Everything we do in our daily lives relies on a resilient planet with abundant species and healthy ecosystems. Think for a moment of the many benefits our planet provides – clean air, flood and storm surge protection, food production, raw materials Biodiversity is the engine that makes it all possible.
There are many ways we can celebrate and support biodiversity in our own lives. By planting milkweed or other plants that support pollinator species like Monarch butterflies and bees in your backyard or on your balcony, you are creating much needed habitat that is often missing from cities. Or, by choosing certified products, like FSC forestry products or MSC fish, you are supporting best business practices that follow measures to ensure the protection of biodiversity.

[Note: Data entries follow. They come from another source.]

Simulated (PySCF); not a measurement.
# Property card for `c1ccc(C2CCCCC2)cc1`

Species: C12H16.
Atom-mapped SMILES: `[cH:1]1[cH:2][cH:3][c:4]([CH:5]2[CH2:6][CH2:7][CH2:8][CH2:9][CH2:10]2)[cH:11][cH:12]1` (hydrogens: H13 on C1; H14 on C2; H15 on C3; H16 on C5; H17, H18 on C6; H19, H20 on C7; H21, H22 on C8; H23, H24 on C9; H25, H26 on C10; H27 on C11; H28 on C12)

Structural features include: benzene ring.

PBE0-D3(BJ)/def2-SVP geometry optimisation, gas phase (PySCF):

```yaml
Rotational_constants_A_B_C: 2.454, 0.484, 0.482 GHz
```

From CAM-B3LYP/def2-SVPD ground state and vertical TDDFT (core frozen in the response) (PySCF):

Yes, businesses need to play a role too. WWF has a long history of developing innovative solutions for protecting and stewarding biodiversity. On April 28, for example, we announced an innovative partnership with the Fish, Food and Allied Workers Union (FFAW) to help a historic northern Newfoundland cod fishery return to a healthy and sustainable level of harvesting, while supporting the local economy and culture. This fishery has been under a moratorium since 1992 when cod stocks collapsed. The launch of this project demonstrates that we can find solutions that consider both economic development and biodiversity. With this project we are striving to make the shift towards a sustainable economic future that respects the value of healthy biodiversity, while securing long-term benefits for fish harvesters and their local communities.
Projects and examples like these are more important now than ever. Biodiversity loss is a global issue that threatens the stability of our economy, society and the Earth itself. Last fall, WWF’s Living Planet Report issued a wake-up call – demonstrating that our unsustainable demands on the planet are contributing to a dramatic decline in wildlife populations:. The report shows a shocking 52 per cent decline in wildlife worldwide in just four decades. Then again, in January this year, an international group of scientists sounded the alarm that we had crossed the ‘planetary boundary’ for biodiversity; meaning that we are now officially, as a planet, no longer living off the ‘interest’ mother nature provides, but instead are substantially depleting the capital.
With little regard for the biosphere’s increasingly limited capacity to provide us with a healthy and stable existence, our accelerated rate of development has already pushed us into a danger zone. We are systematically undermining and diminishing the capacity of the very life support systems upon which we rely to exist. Nature’s response to these pressures shows obvious signs of abrupt — and irreversible – tipping points being reached such as, accelerated melting of the Greenland ice cap, collapsing coral reefs, and the global shift from rainforests to savannahs.
The time to invest in re-defining sustainable development pathways that put biodiversity first, is now. We have a choice. If we want to thrive in the future, and if we want future generations to thrive, we must recognize the need to maintain the biodiversity that keeps this planet stable. Each decision we make is an opportunity to choose a future where we prosper within the limits of nature. Let’s make every decision count!